Walking around to the old air strip with the sun setting in the west, my heart raced in my chest and I nearly skipped my way down the dark path only lit with small red lights. Finally, I had returned to Cherry Springs State Park, a place I visited last with my best friend a year ago. If you haven't been yet, you need to go. It's worth the hike out there and the freezing temperatures you may have to endure. The whole experience will change your perspective, if you allow it.
First, let me set the scene:
I'm wearing three shirts beneath my winter coat. I'm also donning three pairs of pants (which says a lot for someone who so adamantly hates pants). I've easily gained ten pounds in clothing alone. Yet, my outfit isn't complete without my mittens and my knit hat. I carry out an outdoor mat and a lawn chair. I sit. I wait. My eyes adjust to the darkness.

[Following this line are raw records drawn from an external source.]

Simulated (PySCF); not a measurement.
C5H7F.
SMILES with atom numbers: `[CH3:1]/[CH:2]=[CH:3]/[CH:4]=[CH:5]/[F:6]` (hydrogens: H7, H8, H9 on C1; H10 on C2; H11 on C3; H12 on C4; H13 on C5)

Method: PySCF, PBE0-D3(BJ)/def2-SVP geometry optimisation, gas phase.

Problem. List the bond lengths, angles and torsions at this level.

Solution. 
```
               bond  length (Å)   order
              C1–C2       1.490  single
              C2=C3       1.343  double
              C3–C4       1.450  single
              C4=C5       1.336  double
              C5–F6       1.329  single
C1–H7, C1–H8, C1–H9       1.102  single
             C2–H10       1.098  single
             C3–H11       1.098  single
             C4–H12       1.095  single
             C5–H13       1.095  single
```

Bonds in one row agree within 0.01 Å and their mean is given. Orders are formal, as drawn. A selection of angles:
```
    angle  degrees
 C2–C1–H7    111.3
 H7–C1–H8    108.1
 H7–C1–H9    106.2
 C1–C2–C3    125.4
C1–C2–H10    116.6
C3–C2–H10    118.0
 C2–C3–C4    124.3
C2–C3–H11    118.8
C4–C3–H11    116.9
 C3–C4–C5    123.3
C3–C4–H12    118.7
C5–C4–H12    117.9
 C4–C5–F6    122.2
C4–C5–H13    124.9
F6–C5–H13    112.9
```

One star, then ten, now a hundred. Next, I lose count. I've never seen so many stars.
Overhead, there's a dust cloud beginning to appear in the sky. It spans from the north to south horizons. That's the Milky Way. Right over my head, there it is, staring right back at me.
Then someone said, "Is something going to happen already?" and I let out an audible chuckle.
Something is happening, I thought. They just couldn't see it. It was everywhere. We were surrounded by it.
I began to feel sorry for this person who was waiting for something that was so clearly laid out in front of him, yet he couldn't see. And then of course, I began to think how much life was like that. We're often one step ahead, waiting for something to happen, and rarely do we focus on what's right here in front of us.
So, stop right now and count your blessings, each and every one of them.
And then stop to take a deep breath. Do you feel your lungs expanding with air as you inhale? Now consider the fact that you are just as remarkable and unique as the stars that hang above us every single night.
"I have no special talent.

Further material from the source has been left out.